The deal was not always FCA’s first choice as they were in talks with French rival Renault, however they fell through earlier in the year. While PSA is looking at its second high-profile agreement in the last two years after they bought Opel-Vauxhall from General Motors of the US in 2017, bringing about a huge change to the corporation.

To ensure that the balance of value between the two companies is level, FCA will be paying a $6.12billion special dividend to their shareholders. However, PSA will be distributing their 46% stake in components supplier Faurecia to its investors.

FCA is also working on a separation of its equity in Italian robot-making company Comau. Both companies will also be paying out a $1.22 billion dividend and once the merger has been completed FCA investors will receive one share each while PSA shareholders will each receive 1.742 shares.

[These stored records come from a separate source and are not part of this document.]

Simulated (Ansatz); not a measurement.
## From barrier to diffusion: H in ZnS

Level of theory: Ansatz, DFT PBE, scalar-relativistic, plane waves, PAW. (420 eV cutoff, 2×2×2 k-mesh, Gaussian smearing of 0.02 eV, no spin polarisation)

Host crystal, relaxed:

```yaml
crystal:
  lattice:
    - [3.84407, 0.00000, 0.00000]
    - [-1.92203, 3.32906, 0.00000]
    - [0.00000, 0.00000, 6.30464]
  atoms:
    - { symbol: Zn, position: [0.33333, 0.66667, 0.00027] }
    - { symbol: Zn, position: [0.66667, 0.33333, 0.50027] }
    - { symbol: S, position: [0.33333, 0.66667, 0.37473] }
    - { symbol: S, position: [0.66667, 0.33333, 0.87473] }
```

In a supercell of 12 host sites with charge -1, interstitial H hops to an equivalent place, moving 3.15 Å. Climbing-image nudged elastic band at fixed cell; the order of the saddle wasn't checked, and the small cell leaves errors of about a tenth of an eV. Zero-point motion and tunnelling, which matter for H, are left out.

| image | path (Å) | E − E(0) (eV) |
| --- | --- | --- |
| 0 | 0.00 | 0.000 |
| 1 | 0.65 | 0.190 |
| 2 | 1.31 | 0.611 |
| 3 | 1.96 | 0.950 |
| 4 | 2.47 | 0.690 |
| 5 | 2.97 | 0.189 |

Jefferies analyst Philippe Houchois confirmed the final terms would be “slightly improved” for PSA shareholders while the shares will be listed in New York, Paris and Milan. There will also be a seven-year period in which the group’s biggest investors – BPI, Dongfeng (which has agreed to drop their stake to just 4.5% meaning they will not be able to have a seat on the board), Exor and the Peugeot family – must keep their shareholding.

While the new name of the company has yet to be announced, FCA Chief Executive Mike Manley confirms, “this is a union of two companies with incredible brands and a skilled and dedicated workforce. Both have faced the toughest of times and have emerged as agile, smart, formidable competitors.”